It seems like the digits are very clearly clustered in their own subgroups.

In [None]:
plot_2d(df, 'pc1', 'pc2')

### 3D Visualization
Just like with PCA, we can also use t-SNE for a 3D visualisation. 

In [None]:
rnd = np.random.permutation(df.shape[0])

In [None]:
size = 10000
data = X[rnd[:size]]
data.shape

As the computation would take rather a long time for many features and many samples, we will use only 10,000 samples to run the algorithm on. 

In [None]:
time_start = time.time()

tsne = TSNE(n_components=3, verbose=1, perplexity=40, n_iter=300)
tsne_data_3d = tsne.fit_transform(data)

print(f't-SNE done in {time.time() - time_start} seconds!')

Reducing the number of samples, even while increasing the number of components, leads to a faster result.

In [None]:
df_subset = (
    df
    .iloc[rnd[:size]]
    .assign(tsne1_3d = tsne_data_3d[:, 0])
    .assign(tsne2_3d = tsne_data_3d[:, 1])
    .assign(tsne3_3d = tsne_data_3d[:, 2])
)

df_subset.head()

In [None]:
plot_3d(df_subset, 'tsne1_3d', 'tsne2_3d', 'tsne3_3d')

As we have seen, t-SNE can be rather slow - a lot slower than PCA - on the high dimensional data that we have. 

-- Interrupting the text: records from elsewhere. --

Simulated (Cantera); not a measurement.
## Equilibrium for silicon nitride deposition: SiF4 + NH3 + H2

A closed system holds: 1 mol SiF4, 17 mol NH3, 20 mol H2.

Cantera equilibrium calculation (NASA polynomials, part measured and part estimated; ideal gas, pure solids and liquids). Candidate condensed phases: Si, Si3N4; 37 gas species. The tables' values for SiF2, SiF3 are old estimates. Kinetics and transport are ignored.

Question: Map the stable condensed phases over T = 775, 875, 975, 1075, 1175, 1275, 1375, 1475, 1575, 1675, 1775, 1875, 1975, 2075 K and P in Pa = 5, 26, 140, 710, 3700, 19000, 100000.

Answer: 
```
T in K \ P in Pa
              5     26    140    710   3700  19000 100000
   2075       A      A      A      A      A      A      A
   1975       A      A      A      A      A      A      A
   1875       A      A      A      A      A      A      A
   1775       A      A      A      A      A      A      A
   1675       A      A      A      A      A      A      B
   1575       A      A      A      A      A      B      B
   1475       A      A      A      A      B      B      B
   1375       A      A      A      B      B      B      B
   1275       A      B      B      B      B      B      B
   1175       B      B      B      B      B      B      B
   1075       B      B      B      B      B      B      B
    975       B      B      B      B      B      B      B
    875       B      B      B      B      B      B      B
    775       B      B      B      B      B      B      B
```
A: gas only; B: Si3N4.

The scikit-learn documentation recommends the following:
> It is highly recommended to use another dimensionality reduction method (e.g. PCA for dense data or TruncatedSVD for sparse data) to reduce the number of dimensions to a reasonable amount (e.g. 50) if the number of features is very high. This will suppress some noise and speed up the computation of pairwise distances between samples. 

### <mark>Exercise</mark>

The t-SNE algorithms has multiple parameters that can be set. One of the main parameters controlling the fitting is _perplexity_. The perplexity is related to the number of nearest neighbors considered when matching the original and fitted distributions for each point. Larger datasets usually require a larger value for perplexity, while smaller datasets suffice with focusing on the closest other points. A value between 5 and 50 is recommended, and different values can result in significantly different results. 

**Exercise:** Experiment with various values for _perplexity_ and observe how it influences your final result. For computational purposes, consider a dataset that is smaller than the original, e.g. 10.000 data samples. Feel free to set this value to whatever suits you, but keep in mind that a good value for perplexity is related to the size of the dataset. 

Also feel free to experiment with other parameters, such as _learning rate_ or _number of iterations_ (related to the optimisation process). See [scikit-learn documentation](https://scikit-learn.org/stable/modules/generated/sklearn.manifold.TSNE.html) for more information.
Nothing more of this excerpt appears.